By John W. Lillpop
Martin Luther King’s famous dream speech called for a color-blind society, one in which one’s character, not skin color, would be the basis for judging any individual.
Many decades later, America has elected an African-American president who has installed an African-American Attorney General as the chief enforcer of the law.
So, how are these African-American leaders doing with regard to Martin Luther King’s demand for color blind justice?
Two recent issues are illustrative, but not particularly reassuring to those who share Dr. King’s views.
For example: The funeral of Army Maj. General Harold Greene, a white man and the highest ranking American officer to be killed in the Afghan War, apparently did not warrant attendance by the Commander-in-Chief.
In contrast, the President has ordered three White House officials to attend the funeral of Michael Brown, the African-American youth slain in Ferguson.
Coincidence, or egregious racial profiling at the highest levels of government?
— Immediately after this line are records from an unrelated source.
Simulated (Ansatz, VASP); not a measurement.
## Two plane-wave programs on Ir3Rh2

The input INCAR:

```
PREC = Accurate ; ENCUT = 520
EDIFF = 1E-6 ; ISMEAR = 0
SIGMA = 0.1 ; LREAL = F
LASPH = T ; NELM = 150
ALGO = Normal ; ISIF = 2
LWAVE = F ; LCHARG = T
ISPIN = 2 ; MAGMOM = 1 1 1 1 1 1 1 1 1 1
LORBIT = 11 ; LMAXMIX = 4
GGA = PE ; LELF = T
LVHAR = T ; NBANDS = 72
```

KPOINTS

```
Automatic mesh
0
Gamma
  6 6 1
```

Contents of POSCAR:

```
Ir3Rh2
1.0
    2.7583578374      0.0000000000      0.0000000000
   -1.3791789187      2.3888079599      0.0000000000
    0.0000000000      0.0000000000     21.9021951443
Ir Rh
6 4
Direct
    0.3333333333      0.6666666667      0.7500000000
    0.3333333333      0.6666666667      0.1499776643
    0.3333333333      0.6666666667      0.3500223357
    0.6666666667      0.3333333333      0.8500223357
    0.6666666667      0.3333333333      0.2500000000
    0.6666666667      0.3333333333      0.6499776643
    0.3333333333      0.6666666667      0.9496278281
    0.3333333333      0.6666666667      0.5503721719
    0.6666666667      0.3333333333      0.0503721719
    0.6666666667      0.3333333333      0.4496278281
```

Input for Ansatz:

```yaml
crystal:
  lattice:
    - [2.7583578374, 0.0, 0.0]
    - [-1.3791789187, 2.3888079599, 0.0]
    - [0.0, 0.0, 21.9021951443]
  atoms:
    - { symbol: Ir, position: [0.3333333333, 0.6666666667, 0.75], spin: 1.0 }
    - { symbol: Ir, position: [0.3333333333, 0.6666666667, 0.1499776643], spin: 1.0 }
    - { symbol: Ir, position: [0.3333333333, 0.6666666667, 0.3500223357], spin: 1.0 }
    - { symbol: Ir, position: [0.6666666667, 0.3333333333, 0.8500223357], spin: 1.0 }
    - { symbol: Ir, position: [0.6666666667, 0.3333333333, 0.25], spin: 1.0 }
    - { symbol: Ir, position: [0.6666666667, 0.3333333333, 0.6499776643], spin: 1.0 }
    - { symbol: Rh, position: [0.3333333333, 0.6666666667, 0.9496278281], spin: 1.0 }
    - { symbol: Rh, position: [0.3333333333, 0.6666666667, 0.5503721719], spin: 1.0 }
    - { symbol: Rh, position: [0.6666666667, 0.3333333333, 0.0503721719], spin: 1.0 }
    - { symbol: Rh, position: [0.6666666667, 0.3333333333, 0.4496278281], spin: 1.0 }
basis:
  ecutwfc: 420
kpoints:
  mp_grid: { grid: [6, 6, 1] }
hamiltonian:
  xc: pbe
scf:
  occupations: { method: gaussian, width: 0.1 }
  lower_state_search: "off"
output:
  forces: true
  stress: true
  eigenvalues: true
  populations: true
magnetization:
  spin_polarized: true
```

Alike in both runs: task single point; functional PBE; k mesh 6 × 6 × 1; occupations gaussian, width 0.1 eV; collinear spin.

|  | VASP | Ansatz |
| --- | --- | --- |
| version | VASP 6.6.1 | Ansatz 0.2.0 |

Then this: “Phony” scandals involving Benghazi, the IRS, and others have failed to inspire sustainable interest at the Department of Justice.
In contrast, the shooting death of Michael Brown has caused AG Eric Holder to launch an intense federal civil rights investigation and to become personally involved in the hunt for “justice,” against white police officer Darrel Wilson.
Whither the color-blind standard set by Dr. King?